August 20, 2008
Victorian yard sales
Written by Shirley Karr in Jaunty PostIt’s summertime, and you know what that means – garage sales!
Maybe this is a redneck, lowbrow thing, and those with bigger paychecks sniff and turn their head, but I love cruising garage sales, yard sales, estate sales, whatever sales. Give me a handwritten cardboard sign tacked to a telephone pole on a street corner and I’m there. Trying to follow the signs reminds me of scavenger hunts. (But it really irks me when the signs are left up long after the sale, or they’re too faint/small print for me to read at 30 mph, or there’s one sign on the corner of the main street but none visible after that to lead me to the actual sale. I hate a tease.)
Maybe it’s my frugal nature, maybe it’s the treasure hunt aspect. You never know what you’ll find — it’s true about one man’s junk being another man’s treasure. And it certainly makes sense to buy shorts and tees for twenty-five cents each than to pay full retail price when they’re only going to fit my growing son for a few months. It’s a win/win — the mom I bought them from cleared out closets and got a little money back on her investment, and I was able to buy a few more toys with the money we saved. (Yes, it turns out I have a weakness for buying toys. Who knew?)

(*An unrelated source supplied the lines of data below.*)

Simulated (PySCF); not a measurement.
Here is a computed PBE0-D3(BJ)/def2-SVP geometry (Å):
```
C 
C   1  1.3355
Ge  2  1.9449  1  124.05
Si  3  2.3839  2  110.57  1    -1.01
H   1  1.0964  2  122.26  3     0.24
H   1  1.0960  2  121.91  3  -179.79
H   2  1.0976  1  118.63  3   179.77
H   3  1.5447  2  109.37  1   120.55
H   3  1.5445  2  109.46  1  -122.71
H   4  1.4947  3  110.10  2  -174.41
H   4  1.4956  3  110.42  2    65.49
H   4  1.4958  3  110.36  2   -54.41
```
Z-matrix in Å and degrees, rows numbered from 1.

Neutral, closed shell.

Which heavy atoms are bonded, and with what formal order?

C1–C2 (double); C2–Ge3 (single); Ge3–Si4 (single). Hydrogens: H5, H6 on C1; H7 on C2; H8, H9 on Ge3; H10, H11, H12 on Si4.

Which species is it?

Maybe buying used isn’t so low-brow. I heard Terri Hatcher (of Desperate Housewives fame) describe her favorite way to spend time with her daughter on Saturday mornings was to get juice and muffins and then go garage sale-ing. Think the garage sales are a little different in Malibu?
Try to picture a yard sale being held in Grosevenor Square, London, during the Regency.
Boggles the mind, doesn’t it? When Lord and Lady Deep-Pockets no longer had need of household items, the knick-knacks and such were usually stored in the attic or cellar, or handed off to servants and poor relations. They could teach us a thing or two about reduce, reuse and recycle.
For example, when Lady Deep-Pockets ordered a new ball gown, the modiste’s assistants might be given the scraps of leftover fabric and trim for their own wardrobe creations. After Lady D-P deemed her fabulous new gown to have been worn too many times (sometimes it was only one wearing, depending on the depth of Lord D-P’s pockets) she might pass it on to her lady’s maid.
The maid would modify the gown as needed so that it wasn’t too fancy for someone in her place. Any lace or other trim she had to remove was used to spruce up other items in her wardrobe.
When the dress became too worn or stained for my lady’s maid or she simply tired of it, it was handed down to someone lower in the household — perhaps to the scullery maid to wear to church or at home on her half-day off.
When the garment could no longer be taken in or let out or patched or re-trimmed to hide stains, it would finally be sold to the rag and bone man — if it wasn’t used for making quilts, rag rugs, or otherwise dismantled. He would in turn sell it to a mill so it could be used for making paper, which might be purchased by Lord D-P’s secretary. Lady D-P could then take a sheet of that paper to write a letter to her younger sister who did not marry as well. If Lady D-P’s sister did not treasure every word of advice and gloating from big sis, she might use the paper for — um, let’s just say the chamber pot is involved — and then the paper would be burned for fuel or added to the composting pile in the garden.
Which all goes to explain why there are so few items of clothing from certain eras in museums and other collections for us to study – they were literally worn to pieces. So when my husband teases me about a favorite shirt I refuse to part with that has stains and tiny holes and is stretched out and literally coming apart at the seams to the point I’d be embarrassed to answer the door while wearing it … I’m saving it for posterity. ![]()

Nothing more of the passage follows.